Bagehot, the Economist’s columnist on UK affairs, has posted on the magazine’s website a brilliant denunciation of Johann Hari, the Independent columnist who was caught nicking stuff from books and passing them off as his own work in interviews with the famous. It’s not just that it was stealing, but there was a violation of the writer/reader trust – when reading an interview, we trust that the words spoken by the subject were spoken during the interview.
Hari’s first response, on his website back in June, is here. (More links to early coverage here. ) It’s a bit different from his apology in the Independent yesterday.
Bagehot rips that apology to shreds. Hari’s main line of defence is that he didn’t go to journalism school, so didn’t know that what he did was wrong. Bagehot nails that – he didn’t go to journalism school either. Nor did I, but we both know that what Hari did was wrong.

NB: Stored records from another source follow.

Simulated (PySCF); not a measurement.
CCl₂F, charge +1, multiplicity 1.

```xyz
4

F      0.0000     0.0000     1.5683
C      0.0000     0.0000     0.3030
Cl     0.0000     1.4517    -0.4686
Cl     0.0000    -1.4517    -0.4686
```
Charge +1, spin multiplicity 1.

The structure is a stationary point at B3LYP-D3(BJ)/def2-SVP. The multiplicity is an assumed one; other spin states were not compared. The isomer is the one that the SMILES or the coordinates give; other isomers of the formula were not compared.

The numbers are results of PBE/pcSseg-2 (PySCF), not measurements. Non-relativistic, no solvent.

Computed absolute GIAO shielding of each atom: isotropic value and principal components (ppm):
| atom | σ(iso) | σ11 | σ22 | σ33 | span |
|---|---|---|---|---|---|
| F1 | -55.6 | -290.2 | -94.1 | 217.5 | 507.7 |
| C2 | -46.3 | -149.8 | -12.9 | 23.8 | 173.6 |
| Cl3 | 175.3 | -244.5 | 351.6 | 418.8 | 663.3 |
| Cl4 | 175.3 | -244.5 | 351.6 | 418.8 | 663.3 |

Do read the piece – it is not only a stinging denunciation of one person’s malpractice but also a passionate argument in defence of journalistic standards. Two quotes:
This is what baffles me about those colleagues leaping to Mr Hari’s defence. It is as if they imagine conducting an interview is mostly an act of stenography: you find someone interesting, ask them things, and then write down what they say. It is not stenography. Perhaps 80% of the knack of interviewing involves the ability to get people to open up and say striking things. When a subject is bored, or tired, or hostile your job is to charm or provoke them. It can be hard work. Surprisingly often, it can feel like (non-sexual) flirtation.
That last sentence is, surprisingly often, true. And this:
I once knew a correspondent with the amazing gift of diving into a Chinese crowd and coming out, 30 seconds later, with the perfect quote, despite pretty limited Mandarin. I never had the heart to say: great quote, now tell me how you say that in Chinese.
Sadly, it also reminds me a lot of the feeble response to Witi Ihimaera's plagiarism from Penguin and Auckland University.
ReplyDeleteIn both cases, people have so much invested in the wrong-doers that they cannot accept the bleeding obvious. Ihimaera was every progressive's gay Maori intellectual friend, so they had trouble accepting his guilt. Hari was the the pin-up boy for the left and so a lot of people are in denial.